Documents flagged for embedding (embedded=False): 33,094


In [18]:
# %%
# Load the sentence-transformers model
print(f"Loading embedding model: {MODEL_NAME} ...")
embed_model = SentenceTransformer(MODEL_NAME, device=device)
# guard the model's max seq length
try:
  embed_model.max_seq_length = min(getattr(embed_model, 'max_seq_length', 512), 512)
except Exception:
  pass
print("Model loaded. Embedding dimension:", embed_model.get_sentence_embedding_dimension())

Loading embedding model: neuml/pubmedbert-base-embeddings ...


The secret `HF_TOKEN` does not exist in your Colab secrets.
To authenticate with the Hugging Face Hub, create a token in your settings tab (https://huggingface.co/settings/tokens), set it as secret in your Google Colab and restart your session.
You will be able to reuse this secret in all of your notebooks.
Please note that authentication is recommended but still optional to access public models or datasets.


modules.json:   0%|          | 0.00/229 [00:00<?, ?B/s]

config_sentence_transformers.json:   0%|          | 0.00/123 [00:00<?, ?B/s]

README.md: 0.00B [00:00, ?B/s]

sentence_bert_config.json:   0%|          | 0.00/53.0 [00:00<?, ?B/s]

config.json:   0%|          | 0.00/667 [00:00<?, ?B/s]

model.safetensors:   0%|          | 0.00/438M [00:00<?, ?B/s]

tokenizer_config.json: 0.00B [00:00, ?B/s]

vocab.txt: 0.00B [00:00, ?B/s]

tokenizer.json: 0.00B [00:00, ?B/s]

added_tokens.json:   0%|          | 0.00/74.0 [00:00<?, ?B/s]

special_tokens_map.json:   0%|          | 0.00/125 [00:00<?, ?B/s]

config.json:   0%|          | 0.00/190 [00:00<?, ?B/s]
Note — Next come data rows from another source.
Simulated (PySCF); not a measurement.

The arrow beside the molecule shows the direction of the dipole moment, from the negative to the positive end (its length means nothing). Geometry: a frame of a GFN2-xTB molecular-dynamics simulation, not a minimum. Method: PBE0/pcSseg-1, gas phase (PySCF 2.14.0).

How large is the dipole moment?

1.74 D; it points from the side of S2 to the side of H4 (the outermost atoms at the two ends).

Model loaded. Embedding dimension: 768


In [19]:
# %%
# Helper: embedding function (wraps SentenceTransformer.encode)
def embed_texts(texts, batch_size=BATCH_SIZE, normalize=NORMALIZE):
  # texts: list of str
  # returns: numpy array shape (n, dim)
  embs = embed_model.encode(
  texts,
  batch_size=batch_size,
  show_progress_bar=False,
  convert_to_numpy=True,
  normalize_embeddings=normalize
  )
  return embs

# Helper: safe conversion to python list for Mongo insertion
def as_list(vec):
  if isinstance(vec, np.ndarray):
    return vec.tolist()
  if isinstance(vec, list):
    return vec
  return list(vec)

In [20]:
# %%
# Main processing loop - fetch batches from Mongo, embed, update
processed = 0
start_time = time.time()

# We will page through documents in chunks of FETCH_BATCH to avoid long cursors
with tqdm(total=(MAX_TO_PROCESS or to_process_count), desc="Embedding docs") as pbar:
    while True:
        # fetch a batch of documents not embedded
        cursor = collection.find({'embedded': False}, {'_id': 1, 'text': 1}).limit(FETCH_BATCH)
        docs = list(cursor)
        if not docs:
            break

        # If MAX_TO_PROCESS is set, trim
        if MAX_TO_PROCESS:
            remaining = MAX_TO_PROCESS - processed
            if remaining <= 0:
                break
            if len(docs) > remaining:
                docs = docs[:remaining]

        # Process in smaller sub-batches to control memory
        ids = [d['_id'] for d in docs]
        texts = [d.get('text','') for d in docs]

        try:
            embeddings = embed_texts(texts, batch_size=BATCH_SIZE)
        except Exception as e:
            print("Embedding error - retrying in smaller batches:", e)
            # fallback: smaller batches
            embeddings = []
            for i in range(0, len(texts), max(1, BATCH_SIZE//4)):
                sub = texts[i:i+max(1, BATCH_SIZE//4)]
                sub_emb = embed_texts(sub, batch_size=max(1, BATCH_SIZE//4))
                embeddings.append(sub_emb)
            embeddings = np.vstack(embeddings)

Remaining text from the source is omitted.